Paragraph 10.7 has been added to address conversion of STEC Contracts that are 2003-type CDS Contracts as of the Protocol Effective Date. After the Protocol Effective Date, such contracts will be deemed 2014-type CDS Contracts. Paragraph 10.8 has been amended to provide that updates to standard ISDA Confirmations will be reviewed and implemented by the clearing house in the same manner as updates to standard ISDA physical settlement matrices. Former paragraph 11 (Contract Terms for Sovereign Contracts) has been deleted as sovereign CDS contracts are now included within the definition of “Non-STEC Single Name Contract.” Finally, corresponding changes to provision numbering throughout the CDS Procedures have been made as necessary.
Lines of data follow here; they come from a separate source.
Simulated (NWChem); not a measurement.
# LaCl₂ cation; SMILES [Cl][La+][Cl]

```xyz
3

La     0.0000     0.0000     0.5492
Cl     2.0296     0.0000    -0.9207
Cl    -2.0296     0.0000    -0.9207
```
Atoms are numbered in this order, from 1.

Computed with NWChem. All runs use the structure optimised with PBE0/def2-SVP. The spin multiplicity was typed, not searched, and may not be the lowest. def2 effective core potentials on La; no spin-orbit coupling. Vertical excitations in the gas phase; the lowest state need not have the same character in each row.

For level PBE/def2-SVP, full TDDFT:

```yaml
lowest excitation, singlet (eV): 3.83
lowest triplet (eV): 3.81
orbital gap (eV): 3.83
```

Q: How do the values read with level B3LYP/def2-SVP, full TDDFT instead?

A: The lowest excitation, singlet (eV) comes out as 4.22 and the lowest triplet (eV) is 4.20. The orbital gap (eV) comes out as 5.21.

The ICE Clear Europe CDS Risk Policy has been revised to provide for appropriate portfolio treatment between CDS Contracts cleared under the 2003 and 2014 Definitions and to make certain other changes. In the revised framework, each index, sub-index or underlying single name is deemed a separate “Risk Factor.” The revisions introduce a “Risk Sub-Factor” as a specific single name and any unique combination of instrument attributes (e.g., restructuring clause, 2003 or 2014 ISDA Definitions, debt tier, etc.) The union of all Risk Sub-Factors that share the same underlying single name form a single name Risk Factor. The portfolio treatment at the Risk Sub-Factor level is provided for in the revised risk policy, as appropriate. The policy also reflects a change in the 2014 ISDA Definitions that restructuring credit events (including sovereign restructurings) other than M(M)R Restructuring do not require separate triggering of each contract and are thus treated as “hard” credit events such as bankruptcy and failure to pay. Other changes are made to the risk policy regarding physical settlement, including referencing the cash settlement fallback where physical settlement fails.
2. Statutory Basis
Section 17A(b)(3)(F) of the Act 
requires, among other things, that the rules of a clearing agency be designed to promote the prompt and accurate clearance and settlement of securities transactions, and to the extent applicable, derivative agreements, contracts and transactions and to comply with the provisions of the Act and the rules and regulations thereunder. ICE Clear Europe believes that the proposed rule change is consistent with the requirements of the Act and the rules and regulations thereunder applicable to ICE Clear Europe, in particular, Section 17A(b)(3)(F),
because ICE Clear Europe believes that the proposed rule change will assure the prompt and accurate clearance and settlement of securities transactions and derivatives agreements, contracts, and transactions. ICE Clear Europe believes the proposed changes to the Rules and CDS Procedures and risk policy conform to the 2014 ISDA Definitions as published by ISDA in conjunction with an industry-wide effort. As part of this effort, CDS market participants have developed the 2014 ISDA Definitions to reflect market experience since the ISDA Credit Derivatives Definitions were last significantly amended in 2009 (including credit events involving financial and sovereign entities), and to make various related improvements and clarifications to the terms of CDS contracts and the operation of the CDS market. The changes to the Rules thus incorporate references to the 2014 ISDA Definitions in order to permit clearing of contracts referencing the new definitions, and distinguish where applicable between the 2014 ISDA Definitions and the 2003 ISDA Definitions. ICE Clear Europe plans to accept for clearing contracts referencing the industry standard 2014 ISDA Definitions beginning with the planned industry-wide implementation on September 22, 2014 (and to convert certain existing contracts to the new definitions as of that date). ICE Clear Europe believes the revisions to the Rules are necessary in order to permit clearing of contracts on the new terms, and to provide the market with the necessary assurances that ICE Clear Europe plans to implement the 2014 ISDA Definitions consistent with Start Printed Page 49361industry practice. As such, the proposed rule change is designed to promote the prompt and accurate clearance and settlement of securities transactions and derivatives agreements, contracts, and transactions within the meaning of Section 17A(b)(3)(F) 
of the Act.
B. Self-Regulatory Organization's Statement on Burden on Competition
The proposed changes to the Rules in order to incorporate references to the 2014 ISDA Definitions will apply consistently across all Participants and Non-Participant Parties and facilitate changes sought to be made throughout the CDS market. Furthermore, the proposed changes to the Rules in order to incorporate references to the 2014 ISDA Definitions do not preclude other market participants from making similar changes (and indeed it is expected that other market participants will do so, including for uncleared transactions). ICE Clear Europe does not expect that the proposed changes will affect access to clearing for Participants or their customers, or materially affect the cost of clearing. As a result, ICE Clear Europe does not believe the proposed rule change will have any impact, or impose any burden, on competition not appropriate in furtherance of the purposes of the Act.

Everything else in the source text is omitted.